Responding to Intriguing Participant Requests
March 2006 – Second Class Compensation

During my three-plus decades in plan sponsor roles (1979-2010), I often studied workers’ savings elections and took the opportunity to frequently ask them to explain their contribution, investment and withdrawal decisions. I shared a few encounters – the first, second, third, and fourth – in previous blog posts.

In Feb. 1987, I insisted on changing the definition of covered compensation. In the past, we only considered base salary in calculating benefit accruals for our defined benefit pension plan and employer-matching contributions in our 401(k) savings plan. I highlighted to leadership that excluding incentives from covered compensation reduced the incentive to second-class status.

Fewer than 15 years later, my employer adopted a broad-based variable incentive compensation program that would apply to all workers. It was based on corporate, business unit and department results, sometimes combined with individual performance assessments, and was always calculated as a percentage of base pay. It was paid in the first biweekly paycheck in March of the subsequent year.

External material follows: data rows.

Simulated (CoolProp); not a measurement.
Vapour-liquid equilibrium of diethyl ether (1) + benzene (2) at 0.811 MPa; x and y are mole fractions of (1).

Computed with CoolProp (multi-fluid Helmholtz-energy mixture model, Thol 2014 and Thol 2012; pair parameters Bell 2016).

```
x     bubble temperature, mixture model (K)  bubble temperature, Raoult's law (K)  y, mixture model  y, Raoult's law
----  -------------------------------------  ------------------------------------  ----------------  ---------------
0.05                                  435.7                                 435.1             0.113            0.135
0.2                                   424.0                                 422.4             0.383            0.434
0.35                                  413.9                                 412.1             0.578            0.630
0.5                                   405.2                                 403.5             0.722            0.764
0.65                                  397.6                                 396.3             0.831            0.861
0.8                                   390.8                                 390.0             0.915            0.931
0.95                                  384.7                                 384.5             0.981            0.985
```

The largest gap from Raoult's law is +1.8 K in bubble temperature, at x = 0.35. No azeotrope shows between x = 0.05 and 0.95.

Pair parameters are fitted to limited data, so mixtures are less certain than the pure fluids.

Not surprisingly, the IRS (and many states) have specific rules regarding income tax withholding for such “supplemental wages” per the Revenue Ruling 2008-29. My employer used the “optional flat-rate procedure” and assessed federal income tax withholding at 25 percent. Many were unhappy about the reduction in take-home pay from this withholding requirement. For those workers, that disappointment was compounded also by applying the 401(k) contribution election on the incentive compensation award.

Well, it only took a year or two before workers started to complain that they wanted to exclude the incentive compensation from the 401(k) contribution calculation. They wanted to take home more of the incentive award. I explained to some of those workers that the employee contribution percent is determined by taking the actual dollars contributed year to date and dividing it by the total covered compensation year-to-date. Then, the employer match was calculated as 50 percent of the employee-contribution percent, with a maximum of 3 percent. That company contribution percentage was then applied to covered compensation year-to-date to calculate the company contribution year-to-date, and trigger company contributions as necessary. This was considered a “best practice,” ensuring a biweekly true-up on company contributions. So, if a worker didn’t defer 6 percent of pay, including the incentive compensation, they would not get the full employer match.

When I resisted changing the plan provisions or administration, a human resources representative started to perennially circulate an email that confirmed the cut-off date for elections to reduce the contribution percentage for the first payday in March. That person was so proud of this alert that it was shared among the human resources community as a “best practice.” Sure enough, the corporate communication and compensation folks got into the act and made it a formal notification to all workers who would be receiving incentive compensation.

A number of workers reduced their contribution percentage – some to zero – in order to increase their take-home pay for the first pay period in March. Unfortunately, too many who made that election failed subsequently to increase their contribution percentage enough to qualify for the full employer match.